By Kaelan Deese, Supreme Court Reporter. Media: Washingtonexaminer
Donald Trump’s judge in his civil fraud trial rejected a bid by New York Attorney General Letitia James to block four witnesses from defending the former president next week, saying, “I don’t want a retrial of this.”
The rejection comes in response to James’s motion asking Judge Arthur Engoron to bar Trump from bringing four specific witnesses to testify in his defense beginning next week, arguing it would be “irrelevant” because Engoron already issued a partial ruling against the Trump Organization in September.
“I don’t want a retrial of this case. I don’t want to be reversed,” Engoron said, according to a reporter from the Messenger who was attending the trial.

Mike Segar/AP
James had asked Engoron to bar testimony from Jason Flemmons, a forensic accounting expert, Steve Witkoff, a New York City real estate investor, Steven Laposa of Laposa Realty Advisors, and David Miller, an expert in insurance issues and underwriting.
Engoron later added he would allow the testimony but contended it would be “without prejudice to objecting to anything that may be irrelevant,” indicating requirements that the witnesses must stay on topic and not veer into other subjects when they take the stand.
Trump’s lawyers were also rebuffed from the bench over a request to cease the civil fraud trial immediately. Engoron didn’t rule on the request but said the trial would go on as scheduled on Monday with Donald Trump Jr. returning to the stand as the first defense witness.

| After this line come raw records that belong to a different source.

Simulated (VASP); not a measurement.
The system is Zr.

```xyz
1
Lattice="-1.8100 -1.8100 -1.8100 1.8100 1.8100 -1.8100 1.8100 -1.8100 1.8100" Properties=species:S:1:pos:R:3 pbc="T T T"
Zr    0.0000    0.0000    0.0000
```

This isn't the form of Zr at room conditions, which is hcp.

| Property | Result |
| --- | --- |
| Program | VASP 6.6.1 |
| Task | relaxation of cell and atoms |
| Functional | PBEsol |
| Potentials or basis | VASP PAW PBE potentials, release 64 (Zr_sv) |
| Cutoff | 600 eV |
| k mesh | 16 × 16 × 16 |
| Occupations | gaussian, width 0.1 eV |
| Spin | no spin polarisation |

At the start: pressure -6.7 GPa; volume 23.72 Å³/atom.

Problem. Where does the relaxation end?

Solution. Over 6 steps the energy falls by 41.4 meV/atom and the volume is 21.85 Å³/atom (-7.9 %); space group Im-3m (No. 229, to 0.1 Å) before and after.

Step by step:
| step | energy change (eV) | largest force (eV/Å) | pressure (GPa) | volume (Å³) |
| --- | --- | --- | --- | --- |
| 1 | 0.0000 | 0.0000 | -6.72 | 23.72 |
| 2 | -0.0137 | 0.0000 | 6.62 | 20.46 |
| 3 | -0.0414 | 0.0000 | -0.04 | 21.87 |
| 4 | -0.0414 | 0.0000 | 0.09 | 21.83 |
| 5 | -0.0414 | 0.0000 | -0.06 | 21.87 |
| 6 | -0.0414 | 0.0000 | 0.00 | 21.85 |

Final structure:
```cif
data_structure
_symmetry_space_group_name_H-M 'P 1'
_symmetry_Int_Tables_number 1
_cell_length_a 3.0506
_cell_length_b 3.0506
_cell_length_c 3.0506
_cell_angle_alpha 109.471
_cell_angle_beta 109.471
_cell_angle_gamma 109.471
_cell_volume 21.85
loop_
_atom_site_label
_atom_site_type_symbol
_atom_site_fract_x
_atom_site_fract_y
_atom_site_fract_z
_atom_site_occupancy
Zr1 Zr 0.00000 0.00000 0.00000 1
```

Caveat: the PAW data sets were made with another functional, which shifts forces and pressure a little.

Testimony concluded on Thursday for Ivanka Trump, who is not named in James’s lawsuit as a defendant but provided insight into her father’s business management. She denied awareness of “granular” financial details in the documents while undergoing direct questioning from James’s team and cross-examination from her father’s defense counsel.
In September, Engoron found the former president, his sons Eric Trump and Trump Jr., and two Trump Organization executives liable for business fraud, and the trial is now largely intended to assess their penalties.
James seeks $250 million in damages and aims to ban Trump from conducting business in New York, where a concentration of the Trump Organization’s premier properties are located.